The sign of terms in a characteristic equation of a PDE

[Emspak]

This was something I noticed as I was trying to practice solving PDEs using the method of characteristics.

The text has the following example: $$\frac{\partial u}{\partial x} + x \frac{\partial u}{\partial y} = 0$$

This should be easy enough. I let p(x,y) = x and solve for \frac{\partial y}{\partial x}. When I do that I get: $$\frac{\partial u}{\partial x} + x \frac{\partial u}{\partial y} =0 \Rightarrow \frac{\partial u}{\partial x} =- x \frac{\partial u}{\partial y} \Rightarrow \frac{\partial u}{\partial x}\frac{\partial y}{\partial u} = -x \frac{\partial u}{\partial y}\frac{\partial y}{\partial u} \Rightarrow \frac{\partial y}{\partial x} = -x$$

This should be easy enough from there, I would have \int \partial y= - x \partial x \Rightarrow y=-\frac{1}{2}x^2+ C and y+\frac{1}{2}x^2 = C so u(x,y) = y+\frac{1}{2}x^2. General solution is f(y+\frac{1}{2}x^2) where f is an arbitrary function.

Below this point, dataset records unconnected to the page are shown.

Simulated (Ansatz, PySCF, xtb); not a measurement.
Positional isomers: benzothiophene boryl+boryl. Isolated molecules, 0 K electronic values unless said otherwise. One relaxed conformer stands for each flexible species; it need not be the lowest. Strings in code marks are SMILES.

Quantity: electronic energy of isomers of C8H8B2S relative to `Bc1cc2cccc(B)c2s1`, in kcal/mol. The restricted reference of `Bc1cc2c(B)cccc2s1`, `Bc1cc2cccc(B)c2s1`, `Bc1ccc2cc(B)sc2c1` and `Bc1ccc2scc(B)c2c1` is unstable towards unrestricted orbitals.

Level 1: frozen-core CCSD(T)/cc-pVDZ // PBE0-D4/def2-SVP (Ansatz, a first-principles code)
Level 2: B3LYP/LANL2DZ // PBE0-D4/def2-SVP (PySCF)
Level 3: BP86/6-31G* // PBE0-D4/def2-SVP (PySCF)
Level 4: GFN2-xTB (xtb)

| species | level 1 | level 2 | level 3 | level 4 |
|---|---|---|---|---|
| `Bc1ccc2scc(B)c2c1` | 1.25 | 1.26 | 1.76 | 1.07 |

SO what's the problem? The text says that \frac{\partial y}{\partial x}=x not -x. Anyone know what's up? I have consistently found that the my HW solutions and text say this should be a different sign than what i get when I just solve for \frac{\partial y}{\partial x}. What am I missing? I figure its probably something simple enough.

Thanks.

 

[Tsunoyukami]

I'm not precisely sure where you're going wrong (if anywhere), but for this particular problem (and probably the majority of others you've solved) this might be attributed to linearity. Remember that, for linear differential equations, if you have two solutions of the differential equation u and v then any linear combination of these two solutions will also be a solution.

That is, u + v is also a solution, as is $\alpha u$ for constant $\alpha$.

You can always verify your solution by differentiating it and making sure it satisfies the differential equation.